Unique Rows

PLEASE NOTE: This documentation applies to Pentaho 8.0 and earlier. For Pentaho 8.1 and later, see Unique Rows on the Pentaho Enterprise Edition documentation site.

Description

The Unique rows step removes duplicate rows from the input stream(s).

Important: Make sure that the input stream is sorted; otherwise, only consecutive double rows are evaluated correctly.

See also the Unique rows (HashSet) step that does not need the rows to be sorted.
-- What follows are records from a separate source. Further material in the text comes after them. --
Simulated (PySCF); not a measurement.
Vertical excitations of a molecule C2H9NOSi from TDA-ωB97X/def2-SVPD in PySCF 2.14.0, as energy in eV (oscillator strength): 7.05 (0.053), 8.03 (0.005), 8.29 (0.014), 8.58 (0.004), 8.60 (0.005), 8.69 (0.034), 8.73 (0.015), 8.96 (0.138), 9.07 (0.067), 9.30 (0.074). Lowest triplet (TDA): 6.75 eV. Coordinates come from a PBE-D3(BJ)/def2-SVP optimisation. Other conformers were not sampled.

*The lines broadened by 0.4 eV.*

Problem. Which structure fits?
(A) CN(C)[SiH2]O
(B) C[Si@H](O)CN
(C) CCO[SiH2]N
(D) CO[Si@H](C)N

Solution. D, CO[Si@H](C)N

The table below contains descriptions of all options for the Unique rows step:

Option	Description
Step name	Name of the step; this name has to be unique in a single transformation
Add counter to output?	Check this option to add a counter field to the stream.
Counter field	Define the counter field name.
Redirect duplicate row	Processes duplicate rows as an error and redirect rows to the error stream of the step. Requires you to set error handling for this step.
Error Description	Sets the error handling description to display when duplicate rows are detected. Only available when Redirect duplicate row is checked.
Fields to compare table	Specify the field names on which you want to force uniqueness or click Get to insert all fields from the input stream(s) You can choose to ignore case by setting the Ignore case flag to Y. For example: Kettle, KETTLE, kettle are the same if the compare is performed as case-insensitive. In this instance, the first occurrence (Kettle) is passed to the next step(s).